I've heard 'agile' used to justify everything from 'we don't have a plan' to 'we'll charge you for changes.' I'm not sure what it actually means.
If that's where your head is, honestly, fair enough. You've probably been burned - or watched someone else get burned. The difference between real agile and "agile as an excuse" is simple: real agile has structure, commitments, and transparency. The counterfeit version has none of those things but uses the same vocabulary. By the end of this piece, you'll know which one you're looking at.
Here's what nobody tells you in the sales process: agile places specific, non-optional commitments on you as the client. Miss them, and it doesn't matter how good the delivery team is. The project will drift.

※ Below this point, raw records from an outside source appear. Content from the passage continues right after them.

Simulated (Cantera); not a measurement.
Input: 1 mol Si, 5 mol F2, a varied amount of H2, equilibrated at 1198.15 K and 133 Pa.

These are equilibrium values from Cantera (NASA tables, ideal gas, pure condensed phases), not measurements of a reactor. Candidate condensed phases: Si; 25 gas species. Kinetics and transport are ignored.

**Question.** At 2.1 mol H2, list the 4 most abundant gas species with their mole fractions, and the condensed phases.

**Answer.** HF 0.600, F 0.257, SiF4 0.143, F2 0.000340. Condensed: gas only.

You need to be available for decisions. This is the single biggest client-side failure I see. In a two-week sprint, a decision deferred by three days affects 30% of the delivery window. Thirty per cent. In a waterfall project, three days of delay gets absorbed into a longer timeline and nobody notices until it compounds. In agile, three days can block an entire sprint. I worked with a firm where the senior sponsor was. and I'm being generous here, "strategically unavailable" every other week. The delivery team spent more time working around his diary than they did building the product. The project ran six weeks over. He blamed the agency. But the agency couldn't deliver what it had committed to because the person who needed to approve the direction was permanently in a different meeting.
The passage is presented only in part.